Does that wedge really help or hurt?

drtracr

Member
I am researching building a small wind tunnel to test body work for karts and motorcycles. Anyone have interest in this project let me hear from you. It will be big enough for a full size kart with driver.

JM
 
I believe there is a better way than a wedge.

On the wind tunnel aspect, I've looked into renting time in a tunnel. The key is being able to Use the information. Don't forget, because the floor isn't moving, the air under the kart is not correct. Because the tires aren't rolling, the air around them isn't correct. You are wanting to gauge the aero qualities at relatively slow velocities and you already have several obstacles to getting realistic readings and then you have to figure out how your readings relate to the real world. Guys go to school for years to be able to figure all that out.

Get this, Ferrari's F1 team's issues this year we're attributed to not being able to figure out the relationship of their tunnel to real world. They are now using the old Toyota F1 tunnel. That's how important being able to correlate findings can be.

It is easier (AND CHEAPER) to rent an asphalt track for a day or 7 and just test, test, test.....

Mike
 
You cAn break down what you need the wedge for. I tend to like the aspects of corner control more then downforce. The sideboards provide excellent side force allowing you to drive deeper and harder into the corner with more stability. Then use mechanical force and tires adjustments for grip works well for me. I use to run a wejwing but tuning out the tremendous amount of rear downforce didn't work well with my low cross preference. Low mount backboard with a wickerbill is about as far as I push the downforce on wedges I build now. Just my point of view
 
Mike you are correct, but my therory is pretty simple, A little fine tuning on that body work beats none. You spend thousands on a motor and the same on tires yet you have no idea where that body helps. Straightway, corners, where? Will a small strip here or there make it better?
 
I don't believe you'll get a flat kart to run with a wedge bodied kart. especially now with the bigger power plant's . I'm with Mike on the wind tunnel view point. It would be cool to get some data from such a thing, but lap time comparisons best average with a wedge vs best without. Now old school video taping and string taped all over the kart may help in wedge design and effectiveness. I know if you put your experiments on video and post them up you'll get a massive viewing tunnel or no tunnel.
 
Another aspect is how the kart "feels". You can run the same fast lap time in qualifying but to do it lap after lap? Feel can not be configured in a tunnel and it is very difficult to determine how the kart will act aero-wise on corner entry....transition into the corner when the surface is not even....

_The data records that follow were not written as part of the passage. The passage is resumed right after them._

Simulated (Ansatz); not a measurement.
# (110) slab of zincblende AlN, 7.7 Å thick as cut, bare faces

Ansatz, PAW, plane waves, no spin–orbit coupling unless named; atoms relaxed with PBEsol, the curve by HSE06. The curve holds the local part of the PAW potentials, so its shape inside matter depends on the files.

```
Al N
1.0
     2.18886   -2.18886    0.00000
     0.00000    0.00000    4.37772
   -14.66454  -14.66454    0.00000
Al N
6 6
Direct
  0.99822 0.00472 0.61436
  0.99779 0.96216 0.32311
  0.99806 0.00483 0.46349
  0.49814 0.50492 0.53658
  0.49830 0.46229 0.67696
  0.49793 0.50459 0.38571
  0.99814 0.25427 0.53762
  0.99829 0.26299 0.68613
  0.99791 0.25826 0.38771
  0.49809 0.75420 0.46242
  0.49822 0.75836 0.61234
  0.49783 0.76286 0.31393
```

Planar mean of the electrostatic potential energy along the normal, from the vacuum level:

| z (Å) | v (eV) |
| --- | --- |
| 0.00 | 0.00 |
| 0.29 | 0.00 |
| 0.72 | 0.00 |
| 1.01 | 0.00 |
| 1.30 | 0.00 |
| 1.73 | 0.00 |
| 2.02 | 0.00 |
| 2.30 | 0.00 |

There is a lot of stuff to consider other than air just passing over the top...

With regards to a treadmill, that's what they basicly use in a rolling floor tunnel. Surface deviations still aren't in that equation.....and we are on dirt.

I'm not trying to be a buzz kill. It just takes a huge base of knowledge and understanding to be able to get something productive out of it. The more serious I got about dropping $5000 on 2-3 hours, the more I began to realize that is just the tip of the iceberg. $5000 pays for a LOT of track time!

Mike
 
Im not sure if you could even get good data from a wind tunnel on the effectiveness of a wedge without some serious trickery.